Yifei Li's Website

Yifei Li

MSCS @ UBC | Vancouver, BC

A thorough analysis on a more generalized case of the Leetcode problem Median of Two Sorted Arrays.

You are given two sorted arrays (A and B) and a positive integer k. Design an algorithm for computing the kth smallest element in an array consisting of the elements of the initial two arrays arranged in sorted order. Array elements may be duplicated within and across the input arrays.

(from EPI 24.15)

The brute-force solution is to first combine the two sorted arrays into one sorted array and access the kth element. The time complexity is O(n).

However, we can think of finding kth smallest in the combined array as finding xth smallest in A and (k-x)th smallest B. “Finding an element in a sorted array” can usually be done by a binary search with time complexity $O(logn)$. The next step is to find a way to adjust the binary search conditions.

I’ll explain with a concrete example as follows. Given two arrays A and B, the sorted combined array is C. When k is set to be 7, x is 4 and $k-x$ is 3, correspond to 8 and 7 (noted with red underline). arrays To make sure 7 and 8 are the (k-1)th and kth smallest elements in the combined array, we need to make sure all the elements come after 8 in C are larger than or equal to 7&8. We don’t have to compare 7 with 10&11 since they come from the same array. Same thing with 8 and 15. However, we do need to check if $8<=10$ and $7<=15$, i.e. we need to check whether $$A[x-1]<=B[k-x]$$ $$B[k-x-1]<=A[x]$$ equations

Now we have the condition checks, we still need to figure out what are the left bound and right bound we should start with to find x. By definition, we can search in the interval [0, k]. However, we also need to make sure all the elements we check during the binary search are within the bound of A and B respectively. Let the length of A be m and length of B be n, we want to make sure:

$0<=k-x<=n$. When $x==0$ and $k>n$, this requirement is broken. Therefore, we want to set the lower bound of x to be $k-n$ if $k-n>0$ so that $0<=k-(k-n)<=n$. Therefore the lower bound of x should be: max(0, k-len(B))
$0<=x<=m$. When $k=x$ and $k>m$, this requirement is broken. Therefore, we want to set the upper bound of x to be $m$ if $k>m$. Therefore the upper bound of x should be: min(len(A), k).

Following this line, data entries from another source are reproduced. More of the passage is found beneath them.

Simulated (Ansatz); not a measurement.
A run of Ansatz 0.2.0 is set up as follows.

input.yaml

During our binary search, we still need to take care of the cases when index is out of bound. We can treat the index smaller than 0 as negative infinity and index larger than the last elment as positive infinity. This setting will not change our condition check but can simplify the implementation.

The time complexity is $O(logk)$ and space complexity is O(1). Note that the problem Median in two sorted array can use the same idea with minor change on the return value.

def find_kth_in_two_sorted_array(A:List[int], B:List[int], k:int) -> int:
    m, n = len(A), len(B)
    if m>n: 
        # make sure A is a smaller array
        A, B, m, n = B, A, n, m
    l, r = max(0, k-n), min(k, m)

    while l<r:
        x = l + (r-l) // 2
        a1 = float('-inf') if x-1<0 else A[x-1]
        a2 = float('inf') if x>=m else A[x]
        b1 = float('-inf') if k-x-1<0 else B[k-x-1]
        b2 = float('inf') if k-x>=n else B[k-x]
        
        if a1<=b2 and b1<=a2:
            return int(max(a1, b1))
        elif a2>b1:
            r = x-1
        elif b1>a2:
            l = x+1 

    # check the boundary value
    a1 = float('-inf') if l-1<0 else A[l-1]
    b1 = float('-inf') if k-l-1<0 else B[k-l-1]
    return int(max(a1, b1))